Variance reduction: CUPED vs Double ML

In randomized experiments, the average treatment effect (ATE) on a post-period outcome is often estimated by a simple difference in means. That estimator is unbiased, but it can be noisy when units differ a lot in baseline “potential” outcomes. A common fix is to use pre-experiment information (a pre-period outcome $y_{\text{pre}}$) or covariates $z$ to partial out predictable heterogeneity and shrink the sampling variance of the ATE—without changing the estimand under randomization.

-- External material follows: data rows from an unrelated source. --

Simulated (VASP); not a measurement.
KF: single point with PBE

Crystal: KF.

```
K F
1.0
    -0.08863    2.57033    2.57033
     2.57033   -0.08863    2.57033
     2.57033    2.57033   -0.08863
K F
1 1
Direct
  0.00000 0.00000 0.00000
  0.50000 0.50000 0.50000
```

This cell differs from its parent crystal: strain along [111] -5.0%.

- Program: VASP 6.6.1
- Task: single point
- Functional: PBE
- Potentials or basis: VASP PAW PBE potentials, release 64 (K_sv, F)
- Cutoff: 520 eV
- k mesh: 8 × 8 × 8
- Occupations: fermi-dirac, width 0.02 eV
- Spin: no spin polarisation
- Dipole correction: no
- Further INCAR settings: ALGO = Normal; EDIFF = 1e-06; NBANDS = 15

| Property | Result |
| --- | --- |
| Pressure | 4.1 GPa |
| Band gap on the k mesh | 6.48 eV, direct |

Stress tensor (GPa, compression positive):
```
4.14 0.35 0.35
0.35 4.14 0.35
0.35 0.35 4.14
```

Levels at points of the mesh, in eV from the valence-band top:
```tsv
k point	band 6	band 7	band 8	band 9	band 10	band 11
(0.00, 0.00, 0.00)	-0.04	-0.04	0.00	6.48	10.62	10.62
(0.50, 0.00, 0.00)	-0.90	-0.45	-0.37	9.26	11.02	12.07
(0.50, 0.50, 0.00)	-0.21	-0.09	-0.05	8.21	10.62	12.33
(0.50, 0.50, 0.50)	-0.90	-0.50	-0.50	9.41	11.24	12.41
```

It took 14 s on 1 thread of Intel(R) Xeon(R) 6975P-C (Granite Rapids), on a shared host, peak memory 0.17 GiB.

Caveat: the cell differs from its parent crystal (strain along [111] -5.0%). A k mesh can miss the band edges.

This repository simulates an ad-style RCT (Randomized Controlled Trial; treatment $w$ is assigned at random, independent of $y_{\text{pre}}$ and $z$) (see data/synthetic_ads.py), then compares several ATE estimators that differ in how aggressively they exploit $y_{\text{pre}}$ and $z$. The point is not any single table of numbers: those numbers are just one Monte Carlo snapshot for whatever settings live in config.py (sample size, noise, number of replications).

Run:

python3 run_comparison.py

Plots and formatted tables are written under output/.

Goal and estimand

We observe post-period outcome $y_{\text{post}}$, binary treatment $w$ ∈ {0, 1} ($w = 1$: treated arm, $w = 0$: control arm; assigned at experiment start t=0), and (optionally) pre-period outcome $y_{\text{pre}}$ and features $z$. Under random assignment, the ATE on $y_{\text{post}}$ is

$$ \tau = \mathbb{E}[y_{\text{post}} \mid w{=}1] - \mathbb{E}[y_{\text{post}} \mid w{=}0]. $$

Every estimator below is built to target that same $\tau$ in this RCT setting; they differ in efficiency (sampling variance) and sometimes in finite-sample bias if the working model is a poor approximation.

Notation: outcomes $y$, features $z$, and noise

We write outcomes with a period subscript so “y” is not a single ambiguous symbol:

$y_{\text{pre}}$: pre-period (pre-experiment) outcome for each unit—what you would have measured before treatment starts (t < 0).
$y_{\text{post}}$: post-period outcome used for the experiment’s primary analysis and for $\tau$ (t $\ge$ 0).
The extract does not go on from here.